In every other sense, it was an unmitigated disaster. The hurricane dumped a year's worth of rain over much of Honduras and Nicaragua and parts of Guatemala and El Salvador in less than a week, killing more than 8,500 people, leaving more than 1 million Central Americans homeless, and destroying more than $5 billion worth of economically vital infrastructure.

Across one of the poorest and most underdeveloped regions of the Western Hemisphere, Central Americans are responding to the tragedy with a determination to transform. Although some officials and relief and humanitarian workers in the region caution that inertia and habit still threaten to win the day over a more complex process of change, signs of a budding transformation are visible eight months after the storm:

*Democracy: Building on democratic reforms taking hold in the region after decades of dictatorship and armed conflict, dozens of grass-roots community organizations have sprung up or strengthened in response to demands for post-storm cleanup, housing, and economic revival.
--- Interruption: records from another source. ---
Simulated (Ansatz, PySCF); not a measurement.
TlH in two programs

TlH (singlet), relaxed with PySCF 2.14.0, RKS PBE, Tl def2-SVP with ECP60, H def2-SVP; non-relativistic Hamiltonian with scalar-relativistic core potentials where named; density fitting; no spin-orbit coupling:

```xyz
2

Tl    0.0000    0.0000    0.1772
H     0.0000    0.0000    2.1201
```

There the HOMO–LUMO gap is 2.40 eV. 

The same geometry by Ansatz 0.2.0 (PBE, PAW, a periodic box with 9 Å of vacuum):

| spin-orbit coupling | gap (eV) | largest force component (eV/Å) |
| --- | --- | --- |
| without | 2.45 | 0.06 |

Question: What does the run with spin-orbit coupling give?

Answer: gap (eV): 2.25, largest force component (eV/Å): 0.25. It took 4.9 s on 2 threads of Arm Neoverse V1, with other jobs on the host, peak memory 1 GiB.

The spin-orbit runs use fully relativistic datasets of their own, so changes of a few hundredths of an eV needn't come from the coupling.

"Our reconstruction plan is based on the involvement of all the elements of our expanding civil society, from development organizations to the private sector, and not just the government," says Nicaraguan Foreign Minister Eduardo Montealegre.

*Transparency: Mindful of the long-term political implications of widespread corruption in relief efforts following the Managua earthquake of 1972 and Hurricane Fifi in Honduras in 1974, national leaders acted quickly to keep emergency and assistance programs clean and equitable.

After Mitch, Honduras passed new legislation for more open government contracting. Despite some complaints of pocket-lining and favoritism, international observers say the relief effort demonstrates progress.

*Decentralization: With many parts of hard-hit countries isolated for days after Mitch, local governments were often the only lifeline for many residents. The long-term effect should be a strengthening of the role of municipalities, experts say.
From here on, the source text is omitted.